Brits putting off buying a home because of Brexit
The housing market has taken a hit, with 3.2 million British adults putting off buying a home because of Brexit, said Royal London.
The mutual insurer found that one in five Brits (19%) – about 10 million people – have put off making any big financial decisions because of uncertainty around Brexit.
Their caution even extends to holiday plans, with 3.6 million admitting they have delayed booking a holiday because of the unknowns surrounding the UK’s withdrawal from the EU.
And 23 per cent have put off buying a new car.
Glass half empty
There are now six pessimists for every optimist in Great Britain when it comes to the impact of Brexit on the nation’s personal finances.
Over a third – 36 per cent – of the population expect their finances to get worse (up from 32% nine months ago), while just 6 per cent expect an improvement (down from 8 per cent nine months ago).
A rise in the cost of food, a fall in the value of the Pound and a rise in the cost of energy are the main concerns among those who think their personal finances are set to worsen after the UK departs.

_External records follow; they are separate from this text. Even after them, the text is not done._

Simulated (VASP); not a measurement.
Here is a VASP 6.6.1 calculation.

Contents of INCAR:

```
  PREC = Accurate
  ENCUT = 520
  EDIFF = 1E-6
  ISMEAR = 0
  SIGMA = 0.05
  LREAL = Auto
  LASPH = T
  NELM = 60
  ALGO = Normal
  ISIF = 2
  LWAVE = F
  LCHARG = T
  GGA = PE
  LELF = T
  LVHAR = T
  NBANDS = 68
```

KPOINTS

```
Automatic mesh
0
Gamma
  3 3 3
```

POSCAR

Becky O’Connor, personal finance specialist for Royal London, said: “Millions of people are rejecting the old adage of ‘keeping calm and carrying on’ and instead opting for caution and waiting for the outcome before moving on with their lives.
“With so much hanging in the balance, it is hard to blame those who choose not to commit a large amount of money to a new purchase. The research shows the lives of the Great British public are literally on hold, with new homes, cars and holidays all delayed. Some may perhaps be expecting a buying opportunity for their next house purchase in the coming months.”